Sunday, December 28, 2014

Filtering and Projection in Spark SQL External Data Sources

In the previous post about the Spark external data source API, we looked at a simple way to register an external data source as a temporary table in Spark SQL. While very easy to use, that mechanism didn't allow Spark SQL to specify which data columns it was interested in, or to provide filters on the rows: the external data source had to produce all the data it had, and Spark SQL would filter the result records as needed. That's often very inefficient, especially when large amounts of data are involved. In this post we'll look at parts of the external data source API that solve this problem, allowing Spark SQL to push projection and filtering down to the external data source.

As with other posts in this series, I'm assuming familiarity with Scala, and the code for the examples can be found at -- in this case sql/RelationProviderFilterPushdown.scala.

As we discussed last time, the external data source API is located in the org.apache.spark.sql package, and consists of six abstract classes, six case classes and one trait. Projection pushdown is supported by the abstract class PrunedScan, but we'll cover its capabilities by discussing the more general abstract class PrunedFilteredScan, which also supports filter pushdown.

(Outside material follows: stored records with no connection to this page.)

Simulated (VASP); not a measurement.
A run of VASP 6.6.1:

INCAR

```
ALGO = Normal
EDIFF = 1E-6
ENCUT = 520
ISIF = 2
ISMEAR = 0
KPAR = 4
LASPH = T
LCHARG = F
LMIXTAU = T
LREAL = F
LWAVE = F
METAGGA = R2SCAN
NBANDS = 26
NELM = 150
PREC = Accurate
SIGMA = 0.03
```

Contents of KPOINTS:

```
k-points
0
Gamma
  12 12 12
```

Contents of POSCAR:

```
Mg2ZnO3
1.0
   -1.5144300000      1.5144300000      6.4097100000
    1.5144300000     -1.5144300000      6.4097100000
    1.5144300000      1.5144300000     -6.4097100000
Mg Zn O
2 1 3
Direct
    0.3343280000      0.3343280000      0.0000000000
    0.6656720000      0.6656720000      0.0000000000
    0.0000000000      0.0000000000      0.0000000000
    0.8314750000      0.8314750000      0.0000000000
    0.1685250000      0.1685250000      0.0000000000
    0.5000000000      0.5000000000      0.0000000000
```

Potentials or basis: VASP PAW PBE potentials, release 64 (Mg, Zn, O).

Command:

Much of this post is about how the external data source API gives you flexibility in deciding which of three layers of software filters the data that's being queried, so we need to agree on names for the layers. I'm going to name them as follows:

  1. External Data Engine: Some piece of (probably third party) software whose data you you want to be able to query from Spark SQL. While you may be willing to make changes to this software to make this easier, I'm going to assume that it has a fixed set of capabilities that will influence some of the choices you make in implementing an adapter for it.
  2. External Data Source Adapter: This is the code we're learning how to implement in this post -- an implementation of Spark SQL's external data source API that accepts calls from Spark SQL and turns them into calls to an external data engine, and then filters and transforms the results before returning them to Spark SQL across the API. When implementing the adapter, you can choose between three strategies: a simple one based on the TableScan abstract class, as discussed in the previous post, an intermediate one based on the PrunedScan abstract class, or the most powerful (and complex) one, PrunedFilteredScan, which is the topic of this post.
  3. Spark SQL: This is Spark's SQL query compiler, optimizer and top level execution engine, layered on top of core Spark. Individual queries can combine internal and external data, and even external data from multiple sources, and Spark SQL must cleanly break out sub-queries to the individual external data source adapters. When querying external data it has a number of choices in exactly what it requests from the external data source adapter. It detects which of the three implementation strategies is being used for any given adapter, and conforms to it, but the adapter needs to support all the possibilities for its chosen strategy.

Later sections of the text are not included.